In a volatile market and economy, it probably should be no surprise that advisor outlook also swings wildly. Advisor confidence in the economy and stock market rose to its highest level in six months during September, according to The Advisor Confidence Index from Rydex/SGI. This measure comes on the heels of the confidence index sinking to its lowest level in 16 months during August.
The ACI rose 16% to 109.08 in September from a month earlier. The rebound in confidence appears to be a result of an overwhelming majority of advisors who were surveyed (75%) said that business tax cuts will help the economy.
The ACI survey also suggests that advisors are becoming more confident in their ability to manage the economic volatility. All four measures of the index increased in September with the most optimism found in the 12-month economic outlook (+13.23%). This compares with the current economic outlook (+6.61%), six-month economic outlook (+7.98%) and the stock market outlook (+4.95%).

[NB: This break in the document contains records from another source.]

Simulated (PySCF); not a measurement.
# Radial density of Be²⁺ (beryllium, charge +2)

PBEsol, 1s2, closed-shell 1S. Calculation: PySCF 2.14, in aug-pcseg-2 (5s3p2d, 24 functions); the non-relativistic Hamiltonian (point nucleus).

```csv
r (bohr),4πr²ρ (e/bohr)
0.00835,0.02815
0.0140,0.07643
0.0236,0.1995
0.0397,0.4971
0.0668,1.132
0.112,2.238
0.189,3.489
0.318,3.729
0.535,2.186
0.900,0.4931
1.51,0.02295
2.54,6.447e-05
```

Although confidence rose in September, the majority of advisors see little hope for improvement on the unemployment front. More than half of advisors (54%) say that unemployment will remain where it is, while 25% believe that it will worsen and hurt the economy.
“The economy cannot recover without housing. And housing cannot recover without employment. We have a long way to go,” said Peter Wheeler, president and CEO of WheelerFrost Associates in San Diego.